On Monday, Jodi Arias’ defense team filed yet another motion with the court.
In this most recent motion, attorneys Kirk Nurmi and Jennifer Willmott are requesting all charges against Arias be dismissed due to prosecutorial misconduct, or, in the alternative, death be taken off the table.
This is not the first time the defense has alleged prosecutorial misconduct and urged Judge Sherry Stephens to take appropriate action and it likely will not be the last. With all the talk, you might be asking yourself “what exactly is prosecutorial misconduct?”
Well, it is usually NOT just ONE THING. It can be one action or, more likely, it can be a culmination of actions by the prosecution or by its agents, such as law enforcement. According to Webster’s New World Law Dictionary, prosecutorial misconduct “is an illegal act or failing to act, on the part of a prosecutor, especially an attempt to sway the jury to wrongly convict a defendant or to impose a harsher than appropriate punishment.”

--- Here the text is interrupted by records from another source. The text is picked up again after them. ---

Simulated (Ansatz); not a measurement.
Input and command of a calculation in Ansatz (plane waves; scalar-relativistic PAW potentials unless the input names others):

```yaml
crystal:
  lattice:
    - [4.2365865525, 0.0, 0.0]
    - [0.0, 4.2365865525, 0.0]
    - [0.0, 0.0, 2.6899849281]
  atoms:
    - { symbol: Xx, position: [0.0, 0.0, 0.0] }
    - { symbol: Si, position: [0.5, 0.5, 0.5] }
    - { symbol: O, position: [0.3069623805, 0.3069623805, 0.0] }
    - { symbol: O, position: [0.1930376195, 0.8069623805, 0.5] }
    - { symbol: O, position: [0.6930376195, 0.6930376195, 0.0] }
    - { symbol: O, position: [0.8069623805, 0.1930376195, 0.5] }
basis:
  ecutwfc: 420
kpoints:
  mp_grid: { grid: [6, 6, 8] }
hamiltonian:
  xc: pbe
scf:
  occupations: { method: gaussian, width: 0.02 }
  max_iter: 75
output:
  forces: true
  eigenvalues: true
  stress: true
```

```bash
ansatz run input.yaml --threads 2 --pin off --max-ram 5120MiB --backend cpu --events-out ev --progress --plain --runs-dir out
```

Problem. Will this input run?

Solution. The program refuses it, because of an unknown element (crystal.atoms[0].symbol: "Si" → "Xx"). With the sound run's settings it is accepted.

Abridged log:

The defense is alleging that a computer forensic expert, retained by Arias, discovered thousands of files had been deleted from Travis Alexander’s computer. This, in and of itself, might not raise your eyebrow or your interest, but let’s add to the story. The expert further alleged the majority of those deleted files were pornographic and that these files were deleted during a three-hour period when the computer was in Mesa police custody.
Ouch. That hurts.
This begs the question, does it matter? Is it enough to cause Stephens to dismiss the case against Arias? Probably not at this point. Let’s look at the “legalities and realities” of the situation.
First, the realities: We are in the middle of the retrial of the penalty phase. Arias murdered Alexander in 2008, which means this is, if not the oldest, one of the oldest active cases in Maricopa County. Millions of dollars have been spent prosecuting and defending Arias in the past six-and-a half-years. Two juries have been empaneled and thousands of man-hours have been expended. It would take a very bold judge to bring it all to a halt now.
Now, the legalities: If the prosecutorial misconduct is egregious enough it can cause a case to be overturned. In other words, if the defense can prove illegal acts on the part of the prosecutor or his agents, then Arias’ conviction could be overturned.
It is alleged the cops deleted files on Alexander’s computer and those files could prove that Arias was not a liar and that Alexander was looking at pornography, perhaps even child porn. At this point, you might be shaking your head and saying “even if he was, that doesn’t excuse her brutally killing him.”
In our society, the prosecutors and the cops are supposed to be the good guys. They are supposed to seek justice and not hide evidence. If the defense expert’s allegations are true then the prosecution and the cops did not live up to our expectations.
What is the proper punishment? Dismissal of the case? Most would argue no, due to the horrific circumstances of this murder.
Sanctions against the state? A do-over? Possibly. The court will, at a minimum, have to have a lengthy evidentiary hearing on this ssue to clear up what happened with the computer. Although this will delay the trial, not doing this would be irresponsible.
One thing is clear: If this happened then, without a doubt, there has to be some accountability.